The two women sat together at Harding's Hastings home, while Nita's son and grandchildren played on the lawn outside.
"I'm moaning about the heat and Nita is loving it, as it gets up to 40C where she is," Joyce laughed.
When the pair met last week, it was a feeling of ease and familiarity.
"We didn't cry, but it wasn't strange at all meeting up. It was just very easy and I feel like I've known her all my life. Well, I suppose I have," Nita said.
"We knew each other's history and it was just very relaxed, no struggle at all."
The pair reminisced about the letters they sent to one another when they were younger.
"I had red hair and freckles when I was younger and there used to be a comic in The Sun called 'Ginger Megs' so that's what Joyce used to call me. She'd always start the letters off with 'Dear Ginger Megs'."
They grew up, and both women got married and had children.
"We both have two boys and a girl," she laughed.
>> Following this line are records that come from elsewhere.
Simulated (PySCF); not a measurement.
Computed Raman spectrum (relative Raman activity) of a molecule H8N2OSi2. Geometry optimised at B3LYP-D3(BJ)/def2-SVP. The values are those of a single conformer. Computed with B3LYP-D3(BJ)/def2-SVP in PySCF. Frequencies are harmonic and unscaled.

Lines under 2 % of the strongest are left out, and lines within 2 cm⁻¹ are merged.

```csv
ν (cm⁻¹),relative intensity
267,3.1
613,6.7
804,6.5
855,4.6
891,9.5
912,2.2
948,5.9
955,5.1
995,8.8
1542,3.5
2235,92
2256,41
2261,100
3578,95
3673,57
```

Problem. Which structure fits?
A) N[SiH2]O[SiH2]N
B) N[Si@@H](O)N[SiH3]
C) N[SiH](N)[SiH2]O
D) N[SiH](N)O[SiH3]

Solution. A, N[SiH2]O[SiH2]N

"When we were younger we wrote quite regularly, but as you get married and life gets busy you just get down to special occasions, which was always Christmas for us," Joyce said.
The two women have shrugged off the technology era, and stick to writing letters.
"We're of a kind that resists the technology. My son from England is coming out in March and is going to teach me to use my i-pad but I keep resisting. I'm pretty good at texting though," Joyce chuckled.
"My phone [landline] is going off soon, so I have to get myself a mobile phone," Nita said.
Meeting has not changed anything between the women and both say they will continue writing to each other until the day they die.
"It's just an absolute pleasure that we've been able to come together after all these years. I wrote Nita a poem and part of it read 'I'm a Kiwi through and through and she's an Aussie true blue,' but here we are standing together all because we wrote a letter," Joyce said.